Jalal of The Last Poets

The Last Poets started out in the late sixties speaking out as few other musical groups had about racism, poverty and other concerns of American-Americans. Here Dan Prince checks in with one of the original members Jalal as he prepares to perform his seminal, ground breaking Hustlers Convention album for the first time since it’s release in 1973 – an album often cited as the first ever gangsta rap record which presaged hip-hop’s most lucrative subgenre by nearly two decades…

Photo courtesy of Malik Al Nasir

There are better ways to start an interview than getting the Grandfather of Rap out of bed due to a time difference cock up. Still, these things happen and thankfully with a few impromptu, exclusive, off the cuff rhymes down the phone from the main man, it seems Jalal isn’t too perturbed by his early morning alarm call…

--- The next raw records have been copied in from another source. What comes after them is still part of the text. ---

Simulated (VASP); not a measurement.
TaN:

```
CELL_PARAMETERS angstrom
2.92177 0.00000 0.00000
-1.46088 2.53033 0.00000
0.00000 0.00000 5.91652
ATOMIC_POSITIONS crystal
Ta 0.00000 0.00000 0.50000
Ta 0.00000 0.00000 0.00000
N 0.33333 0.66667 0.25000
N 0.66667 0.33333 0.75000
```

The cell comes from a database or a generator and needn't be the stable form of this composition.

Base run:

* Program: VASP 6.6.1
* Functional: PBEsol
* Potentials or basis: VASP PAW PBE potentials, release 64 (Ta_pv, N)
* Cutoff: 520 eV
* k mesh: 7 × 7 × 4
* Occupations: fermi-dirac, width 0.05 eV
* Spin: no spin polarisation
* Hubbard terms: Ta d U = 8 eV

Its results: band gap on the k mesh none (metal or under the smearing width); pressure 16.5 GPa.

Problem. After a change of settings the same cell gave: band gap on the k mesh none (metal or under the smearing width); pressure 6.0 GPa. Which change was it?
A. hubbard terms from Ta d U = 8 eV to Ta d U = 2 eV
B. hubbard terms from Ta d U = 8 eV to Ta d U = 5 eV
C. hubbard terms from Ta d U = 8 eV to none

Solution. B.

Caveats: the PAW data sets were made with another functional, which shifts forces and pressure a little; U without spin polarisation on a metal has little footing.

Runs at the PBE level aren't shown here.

Jalal you are hitting UK shores next month for a very important date at The Jazz Café on February 10th with Doctors Orders, can you remember the first time you came to the UK and what was the rap scene was like back then?

“The first time I came over to the UK was 1978 and there was no rap scene at all, back then there was only The Last Poets who mattered. I came back a few years later and there was a small scene going on but it was so insignificant I remember no details about it at all, that’s how small it was Dan!”

The debate about exactly the difference is between rap music and hip hop has rolled on for years. What does the term rap music mean to you?

“Well the word ‘rap’ means to blame. We are all accustomed to the word from all of the gangster movies we watch where we hear about people having a bum rap or not taking the rap. For me, rap is an ingredient in my art form, pure and simple. It’s about who gets what, why, where and whenever. Hip Hop is a marriage between the words hip and hop, there is nothing meaningful to it at all. What’s a hop? It’s an ingredient in beer, it’s something kangaroos do…it’s just a very limited term that means nothing.”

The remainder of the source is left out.